Focusing on profitable growth: LTM CEO Venu Lambu

IT outsourcer LTM Ltd’s chief executive Venu Lambu is eyeing faster growth this fiscal year, driven by the company’s first acquisition, despite the rise of automation tools and macroeconomic uncertainties.

In a virtual chat with Mint on Monday, Lambu, who will complete a year as CEO on 31 May, said the focus now was on profitable growth.

“Growth fundamentally is the beachhead of any company, like life and oxygen. It solves many issues, whether it’s employees’ progression, our ability to invest in talent, giving returns to shareholders, and everything is centered around growth. Most importantly, profitable growth,” said Lambu.

Strong FY26 performance

In his first year as chief executive, reported its fastest growth in three years when its revenue jumped 6% to $4.76 billion in FY26, compared to 4.8% in the previous fiscal year. LTM grew its revenue faster than the five larger peers. The company’s net profit jumped 11.3% to $606 million in FY26.
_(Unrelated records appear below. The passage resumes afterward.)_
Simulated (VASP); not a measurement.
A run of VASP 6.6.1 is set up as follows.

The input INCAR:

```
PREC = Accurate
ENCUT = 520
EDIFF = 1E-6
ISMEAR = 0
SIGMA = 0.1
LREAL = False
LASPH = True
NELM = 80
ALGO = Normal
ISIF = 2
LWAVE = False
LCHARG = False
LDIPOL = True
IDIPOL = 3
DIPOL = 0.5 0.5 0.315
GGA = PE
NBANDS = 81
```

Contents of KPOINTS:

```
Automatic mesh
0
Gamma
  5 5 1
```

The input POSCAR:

Much of its current growth was on account of its largest deal last October, a six-year IT transformation deal valued at $585 million from New York-based entertainment company, Paramount Global.

Investors remained wary, with the company’s shares falling 34% since the start of the year, the steepest among the country’s 10 largest IT services companies.



A candid Lambu said he was not sure why, and attributed investor concern to a negative perception of IT services companies.

“There is a sectoral outlook, which I believe is overstated on the negative side. And that is where I said at the beginning that only one side of the narrative is heard when it comes to AI (). The second thing is that I think the IT sector has to outperform,” said Lambu.

He added that AI would reduce human needs to some extent, but not to a large extent. London-based Lambu added that the “notion that the entire IT services businesses will disappear is not the case. It will be re-imagined and remodelled”.

LTM was formed in November 2022 after Larsen & Toubro made a hostile bid to acquire Bengaluru-based Mindtree and later merged it with L&T Infotech.

For now, the company is looking at continuing its growth momentum by entering new markets. To this extent, LTM announced its acquisition of Randstad’s technology and consulting business for $186 million. This is its first acquisition since it came into existence.

However, questions were raised on the acquisition, as Randstad’s tech business had reported a revenue decline for three two consecutive years.

“We expect revenue growth in the near term (FY27 and FY28) for the target entity to be subdued due to continued portfolio pruning,” said ICICI Securities analysts Ruchi Mukhija, Aditi Patil, and Seema Nayak, in a note dated 23 May, adding that the revenue decline was also because of top clients in-sourcing their tech work.

The company’s management said it was focused on scaling its GCC practice by helping Randstad’s clients scale GCCs in India, dismissing concerns of the lower revenue it would get.

“My initial conversations with a few of Randstad’s clients have been very encouraging. They’re very happy that they have got a partner who can give them a whole set of capabilities now including for their GCCs. So for me, it’s a growth opportunity. Secondly, I wouldn’t be overly concerned about whether $500 million will become 480, 490, or something like that. The point is that we have an aspiration of doubling our revenue in five years, and for that, access to the newer markets with an embedded capability is extremely important,” said Lambu.

According to the company’s annual report, LTM is expected to double its revenue to $10 billion by March 2031, a year before it had originally planned. For now, this acquisition is expected to increase its footprint in Europe, which makes up about 15% of its business, or about $710 million.

“The deal gives LTM access to marquee clients in Europe and Australia, which is useful from a market access standpoint. However, we think this is a phase where acquisitions need to be more capability-led, especially around AI, rather than just geography or accounts,” said Motilal Oswal Financial Services analysts Abhishek Pathak and Keval Bhagat, in a note dated 22 May.

For now, the company is expected to rope in each of the 2,700 employees, most of whom are based closer to client locations. However, the management said it is not looking to hire laterally or increase its fresher hiring targets.

“Last year, when we grew, we cut lateral headcount so I would expect the same thing for this year. In our core organic business, I wouldn’t expect any big change in the lateral layer. I would expect it to be flat or negative. I think we added about 6,600 freshers if I remember correctly. So we’re sort of looking at more or less the same number of offers we’re going to make this year,” said Lambu.

The company ended last year with 87,950 employees, up by 3,643 from the preceding year.

Lambu added that the company does not face any material impact from the green card rules, which mandate applicants to apply for permanent residency from their home country. He added that the company has increased local hiring in the US and reduced dependence on H-1B workers.